However, although the ACQs that we used in this experiment did not improve data quality, other ACQs might do so. The fact that almost all high-reputation workers passed the ACQs suggests that high-reputation workers might be familiar with these specific (and common) ACQs (the ACQs that we used in Exp. 1 have been available to researchers for several years now; e.g., the IMC was published in 2009). If familiarity was the cause for the high passing rate of ACQs, novel and unfamiliar ACQs might increase the data quality for high-reputation workers in the same way that they do for low-reputation workers. Experiment 2 was designed to test that possibility.

Experiment 2

Experiment 2 employed the same design and measures as Experiment 1, with two exceptions: First, we replaced the ACQs used in Experiment 1 with novel ACQs that we designed ourselves (after soliciting examples from colleagues). Second, in addition to workers’ reputation, we orthogonally manipulated workers’ productivity. Worker productivity refers to the number of HITs that a worker has previously completed on MTurk. Similar to worker reputation (the percentage of approved HITs), MTurk allows researchers to specify how many HITs workers must have previously completed in order to view and complete a proposed HIT. Workers’ productivity levels seem to vary greatly. For example, about half of the participants in Experiment 1 indicated that they had completed more than 250 HITs, and about 10 % said they had completed more than 5,000 HITs. A worker’s productivity―just like a worker’s reputation―may be a predictor of data quality, such that highly productive workers may be more likely to produce high-quality data than less productive workers. That could be the case because (a) highly productive workers are workers who are more intrinsically motivated to complete HITs to the satisfaction of the requester; (b) highly productive workers represent “good” workers that had stayed on MTurk, whereas “bad” workers would drop out over time; and (c) highly productive workers would be more experienced in answering survey questions, and thus produce higher-quality data.

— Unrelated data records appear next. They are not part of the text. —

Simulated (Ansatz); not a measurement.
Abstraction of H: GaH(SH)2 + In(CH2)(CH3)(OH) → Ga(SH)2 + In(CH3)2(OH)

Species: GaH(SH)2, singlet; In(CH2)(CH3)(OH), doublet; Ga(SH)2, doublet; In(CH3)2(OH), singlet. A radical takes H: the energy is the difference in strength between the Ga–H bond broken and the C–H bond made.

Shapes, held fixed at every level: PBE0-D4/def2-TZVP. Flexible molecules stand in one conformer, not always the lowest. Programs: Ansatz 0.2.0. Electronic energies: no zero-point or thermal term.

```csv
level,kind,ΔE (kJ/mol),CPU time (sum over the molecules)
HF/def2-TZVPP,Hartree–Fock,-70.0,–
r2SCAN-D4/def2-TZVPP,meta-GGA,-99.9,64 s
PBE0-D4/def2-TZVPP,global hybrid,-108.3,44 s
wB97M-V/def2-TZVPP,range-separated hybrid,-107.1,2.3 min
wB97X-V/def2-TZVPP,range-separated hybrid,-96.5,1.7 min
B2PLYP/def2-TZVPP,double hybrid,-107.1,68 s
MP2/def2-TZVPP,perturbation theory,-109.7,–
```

Experiment 2 served three purposes: first, to test whether the findings of Experiment 1 would replicate; second, to test whether novel and unfamiliar ACQs would improve data quality for high-reputation workers; and third, to test whether worker productivity would have the same effect on data quality as worker reputation.

Method

Sampling

Over 10 days, we sampled MTurk workers (who had not taken part in Exp. 1) from the U.S. with either high or low reputation (above 95 % vs. less than 90 % previously approved HITs), and with either high or low productivity levels (more than 500 HITs vs. less than 100 HITs completed). Unlike in Experiment 1, in Experiment 2 we manipulated the factors of both reputation and productivity in such a way that a gap separated the manipulated levels. In this way, we avoided MTurk workers with similar reputation/productivity levels (e.g., 95.1 % vs. 94.9 % approved HITs, or 501 vs. 499 completed HITs) being categorized into different groups. As a consequence, it should be easier to detect actual differences in data quality as a function of worker reputation/productivity. The cutoffs for productivity were chosen on the basis of the distribution of self-reported productivity levels in Experiment 1 (about 25 % indicated that they had completed less than 100, and about 30 % said that they had completed more than 500 HITs).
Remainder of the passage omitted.